More than Words
In his book What’s Wrong with the World, the English Catholic writer G.K. Chesterton observed, “The Christian ideal has not been tried and found wanting; it has been found difficult and left untried.” That was in 1910. His point was that what many people criticize about the Christian faith is actually a complaint that they don’t want to expend the effort to actually live it.
This is exactly what today is all about. Today, we are forced to see our God, Jesus Christ, suffering, bleeding, failing, and dying; and we are still expected to trust in Him and to follow Him.
Our faith is not a faith for wimps! Jesus embraced the horror and suffering that we recall today – He entered fully into our humanity and its darkness; He did not shy away from it; He did not run. Instead, “He learned obedience from what He suffered; and when He was made perfect, He became the source of eternal salvation for all who obey Him.”
Good Friday is a stark reminder that our faith is not rooted in “good feelings” or a “nice example.” Instead, it is a challenge to face the difficulties of this world – to face our sinfulness, our brokenness, our darkness – and to trust that God still loves us even in the midst of all that darkness. Christ knew all these things in His own life, and he faced them – difficult as they were – and emerged victorious.
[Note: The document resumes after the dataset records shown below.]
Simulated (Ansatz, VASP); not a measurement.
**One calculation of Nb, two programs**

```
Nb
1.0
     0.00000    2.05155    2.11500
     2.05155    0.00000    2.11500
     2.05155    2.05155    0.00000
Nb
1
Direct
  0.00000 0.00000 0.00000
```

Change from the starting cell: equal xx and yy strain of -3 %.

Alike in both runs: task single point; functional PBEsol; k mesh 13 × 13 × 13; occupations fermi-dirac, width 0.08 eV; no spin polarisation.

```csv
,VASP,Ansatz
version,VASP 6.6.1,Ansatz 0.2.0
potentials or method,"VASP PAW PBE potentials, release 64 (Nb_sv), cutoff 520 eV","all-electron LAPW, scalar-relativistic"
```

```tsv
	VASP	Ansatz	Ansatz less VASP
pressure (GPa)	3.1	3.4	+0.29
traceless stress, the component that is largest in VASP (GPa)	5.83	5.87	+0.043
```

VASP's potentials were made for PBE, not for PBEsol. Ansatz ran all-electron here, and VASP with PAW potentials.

This Christian ideal that we profess is not simply salvation through some “good example” or “pretty words.” Rather, it was “through His suffering [that] my servant shall justify many… because He surrendered Himself to death.” This Christianity is not for the faint-hearted; it is not for the soft. It is for the courageous, for the dedicated, for the faithful.
Suffering will find us. The true test of our Christian faith is whether or not we face that suffering with Christ-like trust and courage. This faith has not been found wanting by countless saints through history, and it will not fail us now.